E&O announced that it will be converting an estimated 220.11 million loan stocks into ordinary shares before year-end (2011).
It will be converting all its remaining 10-year 8% irredeemable convertible loan stocks (ICSLS) issued in 2009 to new ordinary stock units of RM1 each on Dec 27. The number of oustanding ICSLS was not indicated, but totalled 220.11 million as at June 30, 2011.
When the 220.11 million shares enter the market at the end of the year, the resulting dilution in book value per share coupled with a potentially large share overhang could well make Sime Darby’s RM766 million stake in E&O come at a greater premium as the price-to-book value of its acquisition rises and the share price falls.
To recap, Sime Darby had bought 273 million ordinary shares and 60 million ICSLS from three vendors — E&O managing director Datuk Terry Tham, Tan Sri Wan Azmi Hamzah and GK Goh Holdings of Singapore at a 60% premium to the market price, or RM2.30 per share.
Issued in 2009 as part of a fundraising exercise, the ICSLS are due only in 2019. However, E&O said that based on conditions stipulated in the Trust Deed dated Sept 11, 2009, the company is exercising its rights of mandatory conversion, and the early conversion shall be on Dec 27 at 5pm.

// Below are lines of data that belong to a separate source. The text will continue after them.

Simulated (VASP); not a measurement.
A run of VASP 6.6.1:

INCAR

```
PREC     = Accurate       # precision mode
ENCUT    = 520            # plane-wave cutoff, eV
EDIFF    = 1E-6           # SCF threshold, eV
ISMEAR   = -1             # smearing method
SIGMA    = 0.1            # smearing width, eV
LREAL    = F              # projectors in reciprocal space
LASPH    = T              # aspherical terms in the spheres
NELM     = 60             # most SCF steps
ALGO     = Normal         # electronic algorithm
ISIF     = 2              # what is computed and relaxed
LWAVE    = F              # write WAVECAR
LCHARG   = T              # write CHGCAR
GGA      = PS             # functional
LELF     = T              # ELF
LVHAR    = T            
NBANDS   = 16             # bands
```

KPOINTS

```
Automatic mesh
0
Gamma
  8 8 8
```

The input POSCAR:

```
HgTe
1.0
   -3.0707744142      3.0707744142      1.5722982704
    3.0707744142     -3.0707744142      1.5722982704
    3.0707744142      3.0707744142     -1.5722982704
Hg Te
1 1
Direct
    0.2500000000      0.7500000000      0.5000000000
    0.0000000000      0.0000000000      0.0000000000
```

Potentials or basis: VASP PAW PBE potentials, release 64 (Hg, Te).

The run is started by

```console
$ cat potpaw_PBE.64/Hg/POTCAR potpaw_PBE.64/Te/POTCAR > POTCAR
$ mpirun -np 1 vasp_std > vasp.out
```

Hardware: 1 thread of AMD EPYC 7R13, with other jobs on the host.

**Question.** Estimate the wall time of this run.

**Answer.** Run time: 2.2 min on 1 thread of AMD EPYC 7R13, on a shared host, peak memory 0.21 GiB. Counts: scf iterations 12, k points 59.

E&O may convert the ICSLS at any time after the second anniversary of the issuance with the sole condition being that its three-month volume weighted average price (VWAP) exceeds RM1 preceding the exercise.
The three-month VWAP as at Nov 17 2011 was RM1.52, skewed upwards by the jump in price following Sime Darby’s acquisition.
The ICSLS have a conversion price of RM1 per E&O share. As they were issued at 65 sen, the remaining 35 sen will be debited from the company’s share premium account.
Based on E&O’s June 30 2011 balance sheet, there were 908.90 million E&O ordinary shares issued. The conversion of the ICSLS will increase that figure by 24.2% to 1.129 billion shares.
However, given that Sime Darby also holds 60 million ICSLS, the conversion will not materially dilute Sime Darby’s 30.04% stake in E&O, which will fall slightly to 29.49%. Sime Darby should not be adversely affected as it had the foresight to acquire the 60 million ICSLS to ensure it would continue holding close to 30% of E&O. Otherwise, its stake would have been diluted to 24.18%.
Based on “back of the envelope calculations” that resulting from the conversion, E&O’s book value per share will fall to RM1.06 from RM1.24 at the time of Sime Darby’s acquisition. This is because, while the number of ordinary shares has increased by 24%, total equity will increase by only 4% to roughly RM1.2 billion due to RM71.61 million of the ICSLS located in non-current liabilities being transferred to shareholders funds. Another RM60.66 million in ICSLS is already parked under shareholders’ funds. The conversion of this tranche would not increase total shareholders’ funds.
Tham held about 65 million ICSLS as at July 29, but that figure should be much lower as he and the other vendors sold their ICSLS to Sime Darby.
When the ICSLS are converted at year-end (2011), there will be over 160 million shares flooding the market excluding Sime Darby’s 60 million ICSLS. The resulting overhang could further depress E&O’s share price and exacerbate Sime Darby’s paper losses.
Furthermore, the flood of liquidity coupled with depressed market price could provoke another entity to acquire a significant stake in E&O. The second largest shareholder with a 6.3% stake, ECM Libra had attempted, but failed, to nominate two directors to the board of E&O on Sept 30.